During the January 22 broadcast of his Newsradio 850 KOA show, host Mike Rosen falsely claimed that defense spending decreased “as a fraction of gross domestic product” (GDP) under President Jimmy Carter. In fact, military spending increased under each of the final two Carter-era federal budgets as a percentage of the GDP.
Rosen distorted defense spending during Carter's presidency
Written by Media Matters Staff
Published
During a discussion with controversial conservative author and speaker Dinesh D'Souza on the January 22 broadcast of his Newsradio 850 KOA show, host Mike Rosen erroneously asserted that the U.S. defense budget “decreased as a fraction of gross domestic product” during Jimmy Carter's presidency. In fact, Congress increased military spending in the second half of Carter's presidency as a percentage of the nation's gross domestic product (GDP), marking the beginning of a trend Rosen wrongly attributed to Carter's successor, Ronald Reagan.

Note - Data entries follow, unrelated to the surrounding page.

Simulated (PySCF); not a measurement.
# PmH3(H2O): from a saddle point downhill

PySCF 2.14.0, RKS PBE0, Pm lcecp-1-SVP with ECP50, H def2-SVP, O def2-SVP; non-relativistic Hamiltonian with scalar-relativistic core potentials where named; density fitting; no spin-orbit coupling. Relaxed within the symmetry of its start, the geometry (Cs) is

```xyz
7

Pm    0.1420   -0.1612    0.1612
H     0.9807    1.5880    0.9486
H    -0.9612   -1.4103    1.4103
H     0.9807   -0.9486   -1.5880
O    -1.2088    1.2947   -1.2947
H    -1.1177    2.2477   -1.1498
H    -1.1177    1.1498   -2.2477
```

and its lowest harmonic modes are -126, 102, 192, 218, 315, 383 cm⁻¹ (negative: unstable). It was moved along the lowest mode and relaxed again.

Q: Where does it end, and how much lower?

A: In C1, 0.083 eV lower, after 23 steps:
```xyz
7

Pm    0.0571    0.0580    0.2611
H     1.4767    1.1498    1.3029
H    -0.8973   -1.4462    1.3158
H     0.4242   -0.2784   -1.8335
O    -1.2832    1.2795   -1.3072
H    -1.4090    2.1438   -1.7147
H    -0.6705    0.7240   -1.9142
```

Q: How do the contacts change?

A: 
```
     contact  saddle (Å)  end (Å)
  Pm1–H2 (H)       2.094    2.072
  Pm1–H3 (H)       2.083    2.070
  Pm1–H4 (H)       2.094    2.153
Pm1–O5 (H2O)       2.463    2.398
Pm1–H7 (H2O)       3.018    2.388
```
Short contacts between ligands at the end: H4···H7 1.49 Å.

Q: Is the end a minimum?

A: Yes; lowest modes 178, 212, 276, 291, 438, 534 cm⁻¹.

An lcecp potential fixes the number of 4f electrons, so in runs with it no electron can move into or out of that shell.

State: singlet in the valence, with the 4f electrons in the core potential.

After agreeing with D'Souza's contention that "[f]rom the left's point of view, Vietnam was ... a foreign policy success," Rosen asserted, "[A]fter Vietnam, we started cutting back on defense spending as a share of gross domestic product, and that wasn't reversed until Ronald Reagan was elected in 1980." When a caller later challenged Rosen, declaring that Carter had increased the defense budget during his presidency, Rosen emphasized that he had been talking about defense spending “as a fraction of gross domestic product ... It decreased as a fraction of gross domestic product.” Rosen then insisted that his statement was “factual” when the caller said, “That's possible. I'll have to look it up.”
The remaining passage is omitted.